X-Men: Grand Design - Xtinction #1 // Review
Kubert School alumni, current Eisner Award Nominee and co-founder of YouTube channel Cartoonist Kayfabe, Ed Piskor delivers the penultimate issue to his magnificent mutant epic after a break between the previous saga. A genuine Cartoonist from pencils down to the letters, Piskor wears all of the hats and takes total control over this project. Making his way through the ’80s with this brand new chapter, Piskor takes readers back in time recounting the events of the Mutant Massacre and all the way up to the rebirth of Jean Grey. An absolute must-read for fans looking to learn more about their favorite mutants or simply recount their long-standing legacy once again.
As Storm sets out on a spiritual quest to regain her powers after the previous chapter, the remainder of the X-men are left to deal with the Mutant Massacre. As Mister sinister works from the shadows, his plans come to fruition as he draws the X-men into his sights. After a heated battle, Sinister comes out on top and steals Cyclops and Madeline Pryor’s son, Nathaniel. With the help of Forge, Storm can complete her task and the two head back to the physical realm. At a loss for option Pryor succumbs to a sinister being after learning the truth being Nathaniel’s capture. Dawning new powers and a new name, The Goblin Queen aims to take on not only Sinister, but the reincarnated Jean Grey as well.
Piskor brings these beloved tales from the past back into the forefront but can reduce the decompression and tell fully rendered stories between single panels and pages alone. Cutting out the fat allows Piskor the ability to showcase his ability to recount these moments but through his own lens. Almost as a journalist recounting a biography, Piskor displays the history in all of its glory and cuts straight to the heart of each story.
The sheer cartoonist ability Piskor puts on display shifts in succession with each new chapter. The newspaper feels, and aesthetic of the paper alone is enough to bring the reader right back into the past. Ed’s signature pencils are the perfect compliment for the retro nature of the series. From his incredible color pallets to the use of screen tones adding that vintage silver age feel, this series is easily Piskor’s best work to date.
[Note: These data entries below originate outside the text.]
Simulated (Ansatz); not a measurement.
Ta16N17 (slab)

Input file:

With one final issue to wrap the series up look forward to a recount of fan favorite, Days of Futures Past. Ed Piskor is one of the few actual cartoonists left in the business currently, each work he produces is a genuine labor of love and a gift to the medium as a whole. As the Eisner Awards rear the corner, Ed stands a chance to win Best New Series for his time with the X-Men, both perfect candidates for that honor.